Composer György Ligeti considered his polyrhythmic Piano Concerto his most complex and technically arduous score.
Pianist Conor Hanick calls it a masterpiece.
The Chatter regular will perform the piece at 10:30 a.m. Sunday, May 15, at Las Puertas Event Center. His performance here advances a date with the same piece for the New York Philharmonic Biennial at the Metropolitan Museum of Art in June.
The composer scored his formidable concerto with a reduced orchestra augmented by unusual instruments such as a harmonica, slide whistles and an ocarina, a kind of vessel flute.
“About a handful of pianists play this piece because it is so treacherous,” Hanick said in a telephone interview from New York.
In the vanguard of the avant-garde, Ligeti was writing in post-World War II Europe. Born in Romania, he lived in Hungary before immigrating to Austria in 1956 after the Soviet Union’s violent oppression of the Hungarian revolution.
“He never adhered to one school or aesthetic,” Hanick said.

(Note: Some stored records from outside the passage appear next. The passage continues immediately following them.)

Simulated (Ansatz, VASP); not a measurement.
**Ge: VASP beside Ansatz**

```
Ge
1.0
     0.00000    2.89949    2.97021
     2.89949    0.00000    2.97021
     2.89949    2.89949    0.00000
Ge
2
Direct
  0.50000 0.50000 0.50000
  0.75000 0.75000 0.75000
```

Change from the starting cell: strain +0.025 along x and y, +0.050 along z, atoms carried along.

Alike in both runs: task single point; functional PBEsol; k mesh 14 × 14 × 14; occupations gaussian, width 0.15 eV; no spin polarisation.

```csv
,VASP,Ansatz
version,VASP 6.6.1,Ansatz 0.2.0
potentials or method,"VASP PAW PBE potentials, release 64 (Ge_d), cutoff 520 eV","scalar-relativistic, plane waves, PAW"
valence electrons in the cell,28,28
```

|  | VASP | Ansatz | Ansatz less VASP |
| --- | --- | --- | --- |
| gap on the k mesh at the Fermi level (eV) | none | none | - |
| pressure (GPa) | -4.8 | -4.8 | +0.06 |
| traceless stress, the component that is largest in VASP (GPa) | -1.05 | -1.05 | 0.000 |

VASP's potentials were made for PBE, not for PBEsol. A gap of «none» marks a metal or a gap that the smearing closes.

Ligeti is probably best-known to the public as the composer of music in Stanley Kubrick’s films, including “2001: A Space Odyssey,” “The Shining” and “Eyes Wide Shut.” Martin Scorsese incorporated his music into the 2010 psychological thriller “Shutter Island.” His “Requiem” was used in the 2014 version of “Godzilla.”
In concert, Hanick’s performances range from the music of the early Baroque to newly written pieces.
“I like the discovery element of contemporary music,” he said. “There’s something about a score that’s never been decoded before. I don’t look at a Beethoven sonata in the same way after playing all this gnarly music.”